Now only if it could be a hill of Trader Joe's Sour Jelly Beans. That'd be a pile I'd pick again and again. 

Late summer/not quite fall is an odd time to debut such a product, I'd think. We should be grateful these aren't Sour Pumpkin Spice beans or some weirdo concoction, though I'm afraid I just gave somebody an idea. Why not spring, when jelly bean season is literally hoppin' with the Easter bunny? Don't know. Oh well.


Anyways, these little sour jelly beans are pretty tasty. Of course, the sour candy standard would be Sour Patch Kids, and while TJ's beans lack the punch of SPK's, there's still enough to go around. I personally enjoyed offering some to my kids without telling them they were sour just to see the little puckered faces they'd make. That was worth the price of admission right there. But to me I'd say the beans are more tart, and a little sweet, kinda like, well, a SweeTart than actually really truly sour. 

The different colors are probably meant to denote different flavors, but they all taste more or less the same, with perhaps a little variance in the sweet/tart ratio. Pretty colors though. 

And the descriptor "chewy" is right on. The beans aren't gelatinous in a typical jelly bean kinda way - they're definitely more just "chewy" which is absolutely fine and it works. 

The real sour part, though, may be when my lovely bride reads this review and realizes the kids and I ate the whole package while she was out. Sorry, love. It's a small bag, it just kinda happens...next time I go to TJ's I'll get one just for you.

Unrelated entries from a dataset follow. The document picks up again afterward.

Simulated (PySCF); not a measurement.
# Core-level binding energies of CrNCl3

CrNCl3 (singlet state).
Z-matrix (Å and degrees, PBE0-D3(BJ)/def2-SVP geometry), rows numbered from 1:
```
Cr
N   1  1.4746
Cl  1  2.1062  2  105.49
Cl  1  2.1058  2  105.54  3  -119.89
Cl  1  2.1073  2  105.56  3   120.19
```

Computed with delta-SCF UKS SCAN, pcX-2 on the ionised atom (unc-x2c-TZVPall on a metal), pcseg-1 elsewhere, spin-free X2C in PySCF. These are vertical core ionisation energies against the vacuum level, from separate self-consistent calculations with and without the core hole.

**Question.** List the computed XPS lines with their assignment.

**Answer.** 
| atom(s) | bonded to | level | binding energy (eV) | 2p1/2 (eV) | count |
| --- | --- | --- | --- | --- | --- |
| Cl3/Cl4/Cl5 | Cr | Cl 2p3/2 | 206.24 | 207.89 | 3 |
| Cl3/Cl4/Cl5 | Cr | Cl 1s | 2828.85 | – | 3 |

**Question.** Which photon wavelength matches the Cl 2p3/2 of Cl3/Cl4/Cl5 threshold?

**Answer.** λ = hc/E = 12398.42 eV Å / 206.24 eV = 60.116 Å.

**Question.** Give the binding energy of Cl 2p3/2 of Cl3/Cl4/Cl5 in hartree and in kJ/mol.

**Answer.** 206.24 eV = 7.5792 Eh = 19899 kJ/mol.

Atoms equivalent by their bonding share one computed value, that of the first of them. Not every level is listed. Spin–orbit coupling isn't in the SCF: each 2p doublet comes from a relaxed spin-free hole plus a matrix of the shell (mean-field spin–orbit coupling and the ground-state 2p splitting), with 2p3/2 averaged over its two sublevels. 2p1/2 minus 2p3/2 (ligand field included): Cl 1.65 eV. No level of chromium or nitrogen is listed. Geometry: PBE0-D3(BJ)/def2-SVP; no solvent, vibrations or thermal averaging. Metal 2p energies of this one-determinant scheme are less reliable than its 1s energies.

Anyways this small pack of sour snacks isn't life changing or incredibly good or bad...it just kinda is. That's not a bad thing. Personally I'd love more sour bite, but as is, the jelly beans are good enough to get a pass in my book. $1.49 for the package? Sounds right. I'd pick them up again for sure. Now about everything else...

Bottom line: Trader Joe's Sour Jelly Beans: 6.5 out of 10 Golden Spoons 

Friday, September 10, 2021

Trader Joe's Sweet & Savory Lightly Spiced Pumpkin Spread

So technically pumpkin's a fruit, right? The experts say so anyway. And we know we're supposed to accept the opinions of the experts and not really rock the boat with dissenting opinions these days.

So my question is: why isn't this "pumpkin fruit spread." Hmmm? All the other fruits like pineapple, apple, watermelon, strawberry, banana, and peach all got "fruit spread" as part of their condiments' monikers.

Maybe it's because some people don't accept pumpkin as a fruit and think of it more as a vegetable. So why isn't it "pumpkin vegetable spread"? Maybe there's an unfair bias against pumpkins.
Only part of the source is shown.